Ukraine gained something tangible in Berlin: a more defined Western security framework that implicitly replaces NATO membership, while the territorial file stayed stuck and Russia’s buy-in remained unproven.
European leaders publicly itemized a proposed guarantee stack after the Berlin meetings, including a European-led “multinational force” tasked with supporting Ukraine’s army and defending its skies and seas.
The package also included a “legally binding commitment” from the UK and other European states to take measures to restore peace and security if Ukraine is attacked again, alongside support for Ukraine’s EU accession track.
On force structure, the European statement anchored Ukraine’s peacetime military at 800,000 troops, directly countering Russia’s demand for a far deeper reduction and giving Kyiv a measurable red line it did not previously have written into a shared Western position. 
The US side discussed a US-led “ceasefire monitoring and verification mechanism” to provide early warning of any future attack, and US officials described the proposed guarantees as “very strong” and modeled on NATO’s Article 5 concept.
NATO off-ramp
Ukrainian president Volodymyr Zelensky signaled a major policy shift by offering to give up Ukraine’s NATO aspiration as a compromise in exchange for strong guarantees, explicitly framing the trade as a substitute for Article 5 protection that some partners would not grant via NATO membership.
In negotiation terms, this concession is a chip Ukraine can spend without formally ceding territory, while testing whether the US and Europe will price that chip with enforceable commitments rather than political statements.
Reconstruction and economic support were on the table, including the possibility of using frozen Russian sovereign assets held in Europe. 

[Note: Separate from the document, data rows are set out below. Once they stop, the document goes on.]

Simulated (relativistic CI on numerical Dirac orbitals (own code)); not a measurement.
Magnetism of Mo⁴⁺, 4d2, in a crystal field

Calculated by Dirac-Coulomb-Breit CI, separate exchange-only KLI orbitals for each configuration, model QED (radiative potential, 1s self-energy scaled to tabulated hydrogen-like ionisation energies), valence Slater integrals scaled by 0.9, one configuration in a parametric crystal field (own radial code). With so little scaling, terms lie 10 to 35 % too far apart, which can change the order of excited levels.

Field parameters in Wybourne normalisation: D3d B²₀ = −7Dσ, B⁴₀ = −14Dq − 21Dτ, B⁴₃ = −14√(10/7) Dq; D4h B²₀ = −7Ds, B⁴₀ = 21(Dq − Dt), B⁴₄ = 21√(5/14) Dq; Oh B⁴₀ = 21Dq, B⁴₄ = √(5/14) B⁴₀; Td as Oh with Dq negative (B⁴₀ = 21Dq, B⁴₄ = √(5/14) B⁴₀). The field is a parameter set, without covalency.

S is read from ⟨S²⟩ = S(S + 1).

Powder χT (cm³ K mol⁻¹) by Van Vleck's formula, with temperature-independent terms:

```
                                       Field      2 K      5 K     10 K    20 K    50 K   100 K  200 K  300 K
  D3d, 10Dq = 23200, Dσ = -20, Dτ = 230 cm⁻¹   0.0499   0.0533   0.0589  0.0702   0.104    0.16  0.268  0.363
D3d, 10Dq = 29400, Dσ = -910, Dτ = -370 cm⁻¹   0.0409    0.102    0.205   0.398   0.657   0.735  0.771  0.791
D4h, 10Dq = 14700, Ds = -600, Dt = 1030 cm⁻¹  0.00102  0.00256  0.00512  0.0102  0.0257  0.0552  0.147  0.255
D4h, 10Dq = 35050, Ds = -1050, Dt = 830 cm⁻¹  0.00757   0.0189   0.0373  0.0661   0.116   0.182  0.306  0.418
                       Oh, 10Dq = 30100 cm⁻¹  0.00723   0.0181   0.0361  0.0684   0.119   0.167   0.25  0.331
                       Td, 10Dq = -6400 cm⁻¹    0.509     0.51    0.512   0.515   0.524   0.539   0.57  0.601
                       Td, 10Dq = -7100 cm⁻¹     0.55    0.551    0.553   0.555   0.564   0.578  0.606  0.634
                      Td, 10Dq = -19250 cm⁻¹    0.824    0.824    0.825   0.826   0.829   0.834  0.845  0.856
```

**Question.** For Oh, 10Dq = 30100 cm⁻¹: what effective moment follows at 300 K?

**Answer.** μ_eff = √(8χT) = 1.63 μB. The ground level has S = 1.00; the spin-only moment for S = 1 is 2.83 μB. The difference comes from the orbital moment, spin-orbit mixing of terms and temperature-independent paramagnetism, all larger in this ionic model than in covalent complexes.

EU countries were also described as heading toward a vote on a plan involving €90 billion of frozen Russian assets held via a Belgium-based institution, but with stated divisions and legal concerns that still constrain how quickly that leverage can be converted into cash for Kyiv.
No peace yet
Even as US negotiators said they were “90%” of the way to a deal, Berlin did not resolve what happens to occupied Ukrainian territory, with US ideas floating “economic free zones” in contested areas and Kyiv rejecting any construct that implies recognition of Russian control.
Zelensky reiterated Ukraine would not recognize occupied territory as Russian and pushed back on “economic free zones” under Russian control.
Russia’s acceptance remains uncertain, particularly around troops from NATO countries on Ukrainian soil, a point the Kremlin has previously treated as a red line and that still lacks any demonstrated Russian sign-off in the Berlin sequence.